An article from the Spring 2003 issue of Canadian Art

I first met Paul Butler in Winnipeg in 1993, as he was about to head off to Calgary to attend the Alberta College of Art. That summer, he was preparing himself for the demands of academic life by making drawings and drinking beer. Of course, this did not seem noteworthy at the time—just the diversions of a typical undergrad—but these two activities have since found their way into Butler’s work as a professional artist. When I saw him again shortly after graduation, instead of drawings he showed me several collages he had made using found imagery, quirky or inspirational phrases and startlingly expressive pieces of adhesive tape. These works combined a wry sense of humour with a strong sense of graphic composition and an innovative approach to materials. The technique, which he referred to as “drawing with tape,” is one Butler continues to evolve. In addition Butler was busily curating exhibitions of friends’ work and organizing social events whose DIY-BYOB ethos prefigured the “Collage Parties!” for which he has also become known. At these events, participants are invited to collectively cut and paste (and chat and drink) in a social setting where process is emphasized over end-product.

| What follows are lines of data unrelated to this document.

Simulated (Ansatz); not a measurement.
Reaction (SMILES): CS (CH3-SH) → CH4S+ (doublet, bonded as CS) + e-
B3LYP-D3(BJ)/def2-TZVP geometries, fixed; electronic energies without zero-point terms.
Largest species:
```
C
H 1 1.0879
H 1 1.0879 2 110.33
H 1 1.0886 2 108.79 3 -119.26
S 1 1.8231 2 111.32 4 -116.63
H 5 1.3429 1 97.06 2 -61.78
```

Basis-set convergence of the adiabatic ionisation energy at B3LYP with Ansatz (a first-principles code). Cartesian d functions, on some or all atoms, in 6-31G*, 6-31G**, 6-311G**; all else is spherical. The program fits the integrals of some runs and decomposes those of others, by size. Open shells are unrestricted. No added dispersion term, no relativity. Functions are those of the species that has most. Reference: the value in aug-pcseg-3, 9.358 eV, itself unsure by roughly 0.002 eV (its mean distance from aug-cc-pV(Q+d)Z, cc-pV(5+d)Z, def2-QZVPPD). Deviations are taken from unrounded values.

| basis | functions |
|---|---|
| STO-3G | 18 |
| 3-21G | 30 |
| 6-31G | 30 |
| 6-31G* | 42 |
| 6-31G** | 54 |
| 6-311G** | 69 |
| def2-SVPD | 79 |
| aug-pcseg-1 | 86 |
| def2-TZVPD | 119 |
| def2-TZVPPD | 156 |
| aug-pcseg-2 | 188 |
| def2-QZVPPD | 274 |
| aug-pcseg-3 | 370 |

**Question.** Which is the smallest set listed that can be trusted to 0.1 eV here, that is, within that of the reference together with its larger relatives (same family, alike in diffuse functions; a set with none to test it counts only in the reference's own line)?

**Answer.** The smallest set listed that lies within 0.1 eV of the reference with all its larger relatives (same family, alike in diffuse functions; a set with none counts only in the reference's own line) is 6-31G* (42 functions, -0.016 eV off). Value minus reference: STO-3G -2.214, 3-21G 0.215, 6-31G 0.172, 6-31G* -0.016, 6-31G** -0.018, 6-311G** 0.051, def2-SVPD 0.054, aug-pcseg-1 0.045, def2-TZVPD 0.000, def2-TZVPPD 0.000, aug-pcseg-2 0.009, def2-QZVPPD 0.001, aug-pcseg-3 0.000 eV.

Butler’s early collages are part of an ongoing body of work collectively titled “The Positive Mental Attitude Series,” which he describes as “basically a visual Prozac.” This description makes a nice pull quote, but it does not adequately convey the tension that exists within works whose uplifting, New-Agey title suggests certainty and confidence. The supports for the collages consist of magazine pages bearing images that would be equally at home on postcards or motivational posters: billowing clouds, majestic mountains, lush forests, crashing waves. Slogans lifted from similar mass-media sources seem to hover over the images, bidding the viewer “Heal Yourself” or assuring us that “Getting there is half the fun!” Sometimes a single, self-satisfied word sums up the mood: “Beautiful.” Torn pieces of tape assert themselves flatly—disrupting both the IMAX-like perspective of the photography and the text-image partnership that has been the mainstay of most print advertising. However, it’s not a simple matter of subversion. Butler’s interventions don’t do anything as pedantic as “deconstruct the image” or “critique the language of advertising.” Although they might obliquely imply both of these things, the end result rescues all that may have otherwise been laid bare by bringing it into the service of something entirely new—a sumptuous, beautiful quasi-painting.

Applied to the surface of the magazine images, the tape creates relief—whether it is the goopy texture of duct tape or translucent layers of Scotch tape. (His palette of tapes also includes adhesive vinyl, masking tape, packing tape, surgical tape, electrical tape —and others whose métier remains a mystery.) Unevenly torn, the strips suggest the artist’s hand while simultaneously evoking industrial manufacture and standardization. The tape proves a remarkably versatile medium, creating texture and surface interest, and introducing varying degrees of opacity, but it also functions as a device for palimpsest. This is perhaps most obvious in a series of Edited Drawings Butler made around 1998 which he refers to as “failed drawings that I’ve ‘repaired’ with tape.” Until then I had assumed that his early predilection for drawing had simply been overshadowed by his newfound multi-medium, but these works suggested that Butler had all along indulged in some clandestine mark-making. Although no marks are actually visible, the handling of the tape seems to suggest that its placement is not merely arbitrary. One can’t help but be curious as to what lies beneath and wonder if perhaps Butler has judged himself too harshly. Nonetheless, even when confronting his own failures, he retains his upbeat sense of humour: one edited drawing includes a snippet of text that reads, “Butler vows to continue.”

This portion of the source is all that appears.